We always hope local leaders will rise above the expected to do the surprisingly and truly right thing. Yet once again our hopes were dashed as the newly formed Sampson County Board of Commissioners followed a long line of traditional partisan politics in selecting its chairman and vice chairman.
Monday night, in swift fashion, Republican commissioner Allen McLamb was named chairman by a 3-2 vote, with Democratic commissioners Lethia Lee and Thaddeus Godwin casting the dissenting votes. That was followed quickly by a second vote, this one for Eric Pope, also a Republican, to serve as vice chairman. Again the vote was 3-2, with the Democrats opposing.
While we have no issues with McLamb or Pope, and congratulate them on their respective roles, we are curious as to why it is so important to follow a partisan mantra in a county government setting, particularly when, at one time or another, all those on the board have said they want a bi-partisan approach.
Monday night’s vote was as far as one gets from bi-partisan and, really, a good stretch from logical in terms of seniority on a board with extremely limited experience, a board, we might add, that is also getting direction from now fledgling county administrative leadership.
Given that there is limited, if any, real power in the roles of chairman and vice chairman, it makes the selections even more confounding.
That’s particularly true of the vice chairman’s position. Pope, who had been a commissioner for less than 24 hours when he got the nod, has no real-life experience in county government, particularly when you weigh his appointment over that of Godwin, who has been on the board since 2018 and has actually waded through the murky budgeting process for seven years and understands a lot more about each department that makes up Sampson government. Even Lee, who was just re-elected to her second term, has more experience, four years more, to be exact.
But because they were of the opposite party, the majority-ruling Republican entourage turned a deaf ear to their nominations, seemingly scoffing at the notion that more experience should ever trump party rule.
That’s ridiculous. Selecting a chairman and vice chairman of any local board should be far removed from politics for the sake of politics. We have thought so when Democrats held the majority on the Board of Commissioners and, likewise, when the Republicans had the sway.
Although McLamb, elected in 2022, has more experience than Pope or the newly appointed Dist. 3 commissioner, Houston “Chip” Crumpler, he still has less than Godwin or Lee, elected in 2020. And we reiterate, once again, that everyone has more experience than Pope or Crumpler. But experience, it appears, matters less than holding the party line.

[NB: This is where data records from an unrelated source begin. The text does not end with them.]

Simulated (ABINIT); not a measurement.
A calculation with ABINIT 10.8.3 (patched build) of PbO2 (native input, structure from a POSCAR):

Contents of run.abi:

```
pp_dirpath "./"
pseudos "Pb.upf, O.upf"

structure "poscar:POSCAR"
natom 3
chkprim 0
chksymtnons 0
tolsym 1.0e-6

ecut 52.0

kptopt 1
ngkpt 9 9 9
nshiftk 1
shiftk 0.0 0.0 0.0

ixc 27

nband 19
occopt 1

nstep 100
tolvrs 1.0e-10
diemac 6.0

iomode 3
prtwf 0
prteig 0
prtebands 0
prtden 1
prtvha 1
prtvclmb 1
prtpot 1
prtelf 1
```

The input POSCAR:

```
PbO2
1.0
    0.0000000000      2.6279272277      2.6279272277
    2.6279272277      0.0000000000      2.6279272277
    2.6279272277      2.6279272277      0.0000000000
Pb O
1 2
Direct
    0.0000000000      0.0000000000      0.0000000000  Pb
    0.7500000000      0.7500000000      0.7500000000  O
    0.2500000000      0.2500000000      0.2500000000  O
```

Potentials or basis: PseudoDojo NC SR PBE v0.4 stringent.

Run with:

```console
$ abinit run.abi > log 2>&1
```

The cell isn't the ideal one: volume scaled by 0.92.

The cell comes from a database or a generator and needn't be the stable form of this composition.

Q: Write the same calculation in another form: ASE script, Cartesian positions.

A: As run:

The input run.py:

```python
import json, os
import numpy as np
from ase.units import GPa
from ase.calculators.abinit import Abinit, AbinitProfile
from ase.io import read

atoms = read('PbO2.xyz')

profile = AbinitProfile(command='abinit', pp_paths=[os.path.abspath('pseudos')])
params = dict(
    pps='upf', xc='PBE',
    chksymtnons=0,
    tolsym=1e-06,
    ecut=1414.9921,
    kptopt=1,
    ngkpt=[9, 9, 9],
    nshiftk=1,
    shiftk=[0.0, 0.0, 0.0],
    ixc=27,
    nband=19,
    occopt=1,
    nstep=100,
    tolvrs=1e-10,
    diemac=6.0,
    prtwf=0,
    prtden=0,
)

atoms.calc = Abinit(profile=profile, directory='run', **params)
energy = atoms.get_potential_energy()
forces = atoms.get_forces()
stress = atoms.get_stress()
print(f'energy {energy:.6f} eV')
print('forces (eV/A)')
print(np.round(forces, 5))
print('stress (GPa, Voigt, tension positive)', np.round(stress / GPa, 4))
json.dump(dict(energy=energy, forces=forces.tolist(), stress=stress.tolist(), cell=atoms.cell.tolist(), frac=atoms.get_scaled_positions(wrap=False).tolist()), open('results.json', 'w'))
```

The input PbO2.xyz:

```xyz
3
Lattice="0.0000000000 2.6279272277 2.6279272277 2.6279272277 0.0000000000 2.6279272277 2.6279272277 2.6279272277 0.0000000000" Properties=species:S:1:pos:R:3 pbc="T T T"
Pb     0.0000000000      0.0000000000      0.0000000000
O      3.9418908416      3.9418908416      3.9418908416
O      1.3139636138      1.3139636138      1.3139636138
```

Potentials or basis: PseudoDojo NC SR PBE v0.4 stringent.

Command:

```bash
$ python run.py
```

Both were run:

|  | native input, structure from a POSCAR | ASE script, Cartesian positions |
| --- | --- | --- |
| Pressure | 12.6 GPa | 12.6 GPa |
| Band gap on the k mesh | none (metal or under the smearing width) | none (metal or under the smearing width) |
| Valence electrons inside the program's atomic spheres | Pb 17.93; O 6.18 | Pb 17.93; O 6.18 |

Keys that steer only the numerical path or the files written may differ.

If McLamb, Pope and Crumpler really wanted a bi-partisan start to this new season of county government, they would have considered a nod to Godwin or Lee for the vice chairman’s position, with McLamb as chairman.
That one move would have shown bold leadership from McLamb and could have put this new board — and thus the county — on a far different path, one that had shown this group of individuals had every intention of leaving politics at the door to the county office complex, where it should rest, when making decisions that impact every person in Sampson.
It would have been a welcome and positive precedent and the surprising and right thing to do.